Skip to main content

HeGM: Heterogeneous GPU Migration framework for deep learning (PyTorch today, TensorFlow-ready)

Project description

HeGM - Heterogeneous GPU Migration Framework

HeGM lets you live-migrate long-running deep learning jobs between GPUs using CRIU (Checkpoint/Restore in Userspace), without requiring any code changes in your training script. Your existing for step, batch in enumerate(dataloader) loop works as-is -- HeGM transparently resumes from the correct batch and step number after migration.
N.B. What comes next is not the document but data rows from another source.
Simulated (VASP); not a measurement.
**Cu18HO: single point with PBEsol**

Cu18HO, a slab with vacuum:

It targets PyTorch today and is structured to support additional backends (e.g. TensorFlow) in the future.

Introduce

Installation

Install the Python package

The HeGM Python package (launcher + runtime hooks) is published on PyPI as hegm.

On any machine/container where you run training:

python -m pip install --upgrade pip
pip install hegm

This installs:

  • the hegm package (transparent enumerate() patching, hooks, backends)
  • a sitecustomize.py module in site-packages that automatically loads HeGM
  • the hegm-launcher CLI

You can then start training under HeGM with:

hegm-launcher python -u train.py

In Kubernetes Pods, your command block typically becomes:

hegm-launcher python -u /workspace/train.py

Runtime prerequisites (cluster)

HeGM relies on a CRIU and CRI-O build that understand GPU checkpoint/restore and the /checkpoint/*/lock convention. Install these first on your nodes:

  • CRIU (GPU migration fork)
    leehun-criu branch 2026-01-26/gpu-migration-support
    See the upstream README for build/install instructions:

  • CRI-O (restore-from-file fork)
    leehun-cri-o branch 2026-02-03/support-restore-from-file
    Install and configure it as your Kubernetes container runtime:

In addition you need:

  • A Kubernetes cluster with GPU nodes and the NVIDIA drivers/runtime configured.
  • kubectl access to the cluster.

Deploying HeGM example

From this repository:

  1. Create the demo namespace and storage (if not already present):
    • examples/dra/ns.yaml
    • examples/dra/storage.yaml
  2. Create the ConfigMaps:
    • examples/dra/hegm-scripts.yaml (Launcher + HeGM payload)
    • examples/dra/training-script.yaml (your train.py)
  3. Create the resource claim(s):
    • examples/dra/resource-claim.yaml (or resource-claim-restore.yaml)
  4. Launch a training pod:
    • Single worker: examples/dra/training-pod.yaml
    • Two workers in one Pod (for PID-isolation testing): examples/dra/multiple-training-pod.yaml
  5. Trigger checkpoint from outside the pod:
    • Prefer using the hegm-ctrl CLI, which also exposes a REST API inside the Pod:
      • All workers using the GPU:
        kubectl exec ... -- hegm-ctrl checkpoint --all
      • Specific PID(s):
        kubectl exec ... -- hegm-ctrl checkpoint --pid <pid1> <pid2> ...
    • Under the hood this sends SIGUSR1 to the worker PID(s) and waits until the corresponding /checkpoint/<PPID>/lock file(s) appear, indicating that the checkpoint is ready for CRIU/CRI-O to snapshot.

Control API (CLI + REST)

When at least one hegm-launcher is active, HeGM starts a small HTTP server inside the container (default 0.0.0.0:8298, configurable via HEGM_CTRL_PORT). It is implemented by the hegm-ctrl module.

  • CLI (inside the Pod):

    • Trigger checkpoint for all GPU-using or worker processes:

      hegm-ctrl checkpoint --all
      
    • Trigger checkpoint for specific worker PID(s):

      hegm-ctrl checkpoint --pid 1234 5678
      
    • Resume from checkpoints:

      # All pending checkpoints (all /checkpoint/*/lock)
      hegm-ctrl resume --all
      
      # Specific parent PID(s)
      hegm-ctrl resume --ppid 1 2 3
      

    checkpoint waits until the corresponding lock file(s) /checkpoint/<PPID>/lock appear (or timeout), so when the command returns the checkpoint is ready for CRIU/CRI-O.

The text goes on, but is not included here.